When Saint John lawyer Barry Morrison agreed to take on the Law Society of New Brunswick, he says, “I was effectively suing myself.” Like any practising Canadian lawyer, Morrison is a member of his province’s self-regulating body. Even so, he agreed to represent First Canadian Title Co. in a suit alleging the lawyers’ group deliberately blocked First Canadian from the local land title search business. “For years, the bread and butter of private law firms was property transfers,” Morrison says. “Title insurance effectively replaced the need for a lawyer to do a title search,” offering the service at lower cost to the public. In 2007, Justice Thomas W. Riordon ruled in favour of First Canadian, scolding the law society for attempts to impede the title insurer. “Members of the Law Society are not happy with the encroachment on what has traditionally been the work of lawyers,” the ruling said. (The law society appealed, and a decision from the provincial Court of Appeal is pending. Neither First Canadian nor the Law Society of New Brunswick would comment.)
Across Canada, provincial law societies are charged with defending the public interest and the integrity of the legal profession. They dictate everything from who can be a lawyer, to how professional misconduct is punished. But the interests of the public and the legal profession can sometimes clash. A rising chorus of critics say that leaving regulation in the hands of lawyers has driven up the cost of legal services while Canadians pay the price. The time has come, they say, to break lawyers’ control over their own industry, and let some true competition and oversight take hold.
Morrison may be a member of his law society, but he believes there’s a good argument against allowing any profession—even lawyers—to regulate itself. “The difficulty is being completely objective,” he says. “You may be the most honest person in the world, but there’s a human tendency to let personal interest creep in.”
Imagine being able to buy legal services from the grocery store. The Co-operative Group, one of England’s largest food retailers, doesn’t just sell milk and eggs—it offers will writing, help with property deals, and other forms of legal assistance, too, all services the average Canadian would have to see a lawyer to obtain. “I don’t see why consumers should not be able to get legal services as easily as they can buy a tin of beans,” one British minister said in 2005—a vision that is slowly becoming reality in Britain.
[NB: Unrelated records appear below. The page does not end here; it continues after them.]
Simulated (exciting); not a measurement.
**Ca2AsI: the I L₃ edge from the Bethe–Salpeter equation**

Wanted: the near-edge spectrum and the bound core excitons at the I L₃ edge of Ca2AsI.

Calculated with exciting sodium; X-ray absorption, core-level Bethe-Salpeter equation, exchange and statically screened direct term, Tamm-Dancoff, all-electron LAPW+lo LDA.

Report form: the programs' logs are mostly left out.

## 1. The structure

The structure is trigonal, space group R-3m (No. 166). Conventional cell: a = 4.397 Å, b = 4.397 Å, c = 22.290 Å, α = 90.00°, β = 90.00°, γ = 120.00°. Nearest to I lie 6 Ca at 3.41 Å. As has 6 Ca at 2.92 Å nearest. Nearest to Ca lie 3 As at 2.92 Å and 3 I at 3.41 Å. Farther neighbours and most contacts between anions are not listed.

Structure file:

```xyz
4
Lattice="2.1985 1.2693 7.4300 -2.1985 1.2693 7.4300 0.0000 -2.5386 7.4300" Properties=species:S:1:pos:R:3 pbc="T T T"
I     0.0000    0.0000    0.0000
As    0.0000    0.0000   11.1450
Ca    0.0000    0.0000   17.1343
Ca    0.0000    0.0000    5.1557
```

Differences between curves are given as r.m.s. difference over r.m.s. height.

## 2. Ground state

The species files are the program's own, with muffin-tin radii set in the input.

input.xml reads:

That year, far-reaching reforms were announced in England and Wales. Dubbed “Tesco Law” after that supermarket chain announced it would launch a legal store, the Legal Services Act was designed to make law look more like a business: more efficient, open, and responsive to the public. “Access to justice requires not only that the legal advice given is sound, but also the presence of the business skills necessary to provide a cost-effective service in a consumer-friendly way,” wrote Sir David Clementi in a 2004 report on the British system that became the basis for reform.
In England and Wales, outside companies can now own and run law firms and external investment is allowed, with the aim of encouraging growth and competition. Lawyers can team up with other professionals, offering services in a one-stop shop. According to Paul Paton, vice-chair of the Canadian Bar Association’s national ethics and professional issues committee, Canada’s rules make such practices virtually impossible here.
Long criticized for both representing the profession and regulating it, the Bar Council and Law Society for England and Wales, professional bodies for barristers and solicitors, split their functions in two: each now has one arm that governs the profession, and another that advocates for it. (Canadian lawyers argue that a similar split exists here, as the Canadian Bar Association is the voice of the profession, while law societies regulate it.) More significantly, English lawyers are no longer entirely self-regulated. In addition to forming an independent body to adjudicate complaints against lawyers, the Legal Services Act created the Legal Services Board, which is chaired by a layperson and will oversee all legal professionals in the country. Once it’s up and running next year, the board will monitor front-line regulators like the Bar Council and Law Society.
England’s reforms follow on the heels of similar changes in Australia, where a handful of law firms now trade on the stock market. Australian studies have shown incorporated law firms receive less complaints than traditional partnerships, says John Gray, an associate professor of management at the University of Western Sydney. “In a corporation, you have a board of directors to run [the firm],” he says. “Partners can get back to the business of being a lawyer.” Canadian firms can’t publicly list under the current legal regime, says Iain Scott, chief executive officer of McCarthy Tétrault. Even so, some firms (including his) have assumed a corporate structure of management.
The British changes seem common sense to consumers, but they were hard-fought, and brought with them a host of concerns. Above all, critics warned that the independence of the bar could be put at risk. “There is an inevitable anxiety that bodies like [the Legal Services Board] like to increase their influence,” says Russell Wallman, director of government relations for the Law Society of England and Wales. Lawyers pushed to ensure various safeguards would be in place, he says: the board, for example, is appointed in consultation with the lord chief justice and is “independent of government.” Beyond that, he adds, it must use a light touch. “It’s only if [front-line regulators] are clearly unreasonable that it can intervene.”